Revival From Spiritual Death
But the deeper meaning of ממית ומחי' is as follows.
There are two kinds of “death” – physical death, and spiritual death. Physical death is when the soul\life spirit of a person leaves the body. But a person can experience times of spiritual death as well. This is when a person falls completely from a previous spiritual level.
Man in general is constantly “progressing forward” and then “retreating”, in a cycle; this is called rotzoh v’shov (running and returning). We go through good periods, which are called “Days of Love”, and we go through bad times, which are called “Days of Hate”[1]; we keep passing through these two phases in a cycle. Sometimes we are doing well in our spirituality, and sometimes we are falling.
But sometimes, a person falls totally from his spiritual level. These are not “Days of Hate”; they are more extreme of a fall than the fall a person goes through during the “Days of Hate”. This is a kind of spiritual “death” that happens to a person. It happens when a person has totally lost his sense of vitality in life. The person feels like he is dead inside – when he feels like he has lost his feelings for Avodas Hashem.
Hashem breathed into man a nefesh chayah – a life-spirit, a soul that contains vitality; when a person loses his sense of vitality in life, he feels dead.
But Hashem is ממית ומחי', He revives the dead – Hashem can revive even those who are spiritually “dead” and bring them back to life.
Revival - Through Renewed Vitality
There is also a more subtle kind of spiritual death that can happen to a person: when a person wishes to return to something he once experienced that gave him chiyus, a sense of vitality - but he finds that he can’t return to it.
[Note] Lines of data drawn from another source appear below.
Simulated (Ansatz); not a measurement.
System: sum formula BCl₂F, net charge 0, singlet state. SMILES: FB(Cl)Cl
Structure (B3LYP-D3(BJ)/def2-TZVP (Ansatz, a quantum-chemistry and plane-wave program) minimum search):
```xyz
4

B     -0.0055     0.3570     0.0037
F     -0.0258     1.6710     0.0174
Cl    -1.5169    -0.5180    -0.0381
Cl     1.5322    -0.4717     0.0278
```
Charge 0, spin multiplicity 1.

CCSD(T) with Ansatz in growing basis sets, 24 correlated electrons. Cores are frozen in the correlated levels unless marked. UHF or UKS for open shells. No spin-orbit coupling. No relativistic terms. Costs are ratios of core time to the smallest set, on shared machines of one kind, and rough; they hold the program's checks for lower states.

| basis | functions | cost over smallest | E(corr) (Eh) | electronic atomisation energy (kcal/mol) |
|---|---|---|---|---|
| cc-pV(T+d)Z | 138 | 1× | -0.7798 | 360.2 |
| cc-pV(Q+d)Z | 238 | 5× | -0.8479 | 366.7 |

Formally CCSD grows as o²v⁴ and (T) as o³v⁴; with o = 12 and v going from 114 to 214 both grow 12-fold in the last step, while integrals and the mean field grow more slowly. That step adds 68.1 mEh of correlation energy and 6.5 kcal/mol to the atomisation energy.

Each of us has a source where we derive “chiyus” (inner vitality) from. Anyone who lives an inner kind of life gets vitality from an inner source – not from the physical world, but from the inner, spiritual world. But we must be aware of the following subtle point: It is impossible for a person to derive vitality from the same thing again.Our inner experiences are new and different each time; any inner experiences you once had, which previously gave you vitality, are not able to give you vitality any more.
This is the deeper meaning of ממית ומחי'– that in order for us to become revived again with life, our previous vitality ‘dies’, and then once again can become filled with renewed vitality from Hashem. Hashem gives us completely new vitality each time, and it is never a repeat from the past.
Seeking Vitality
It is impossible for a person to keep receiving vitality from the same thing. Even when a person learns Torah and he receives vitality from the same words he keeps learning, it is not the same vitality each time.
To give a stark example of the concept, we all go through various lifetimes. Each of our lifetimes are different each time. Our family we have now is not the same family we had in our previous lifetime (usually). This is because we never have the same “life” more than once. This example really illustrates the concept we are describing – it was a harsh example, but we had to use it in order to bring out the subtlety of this concept.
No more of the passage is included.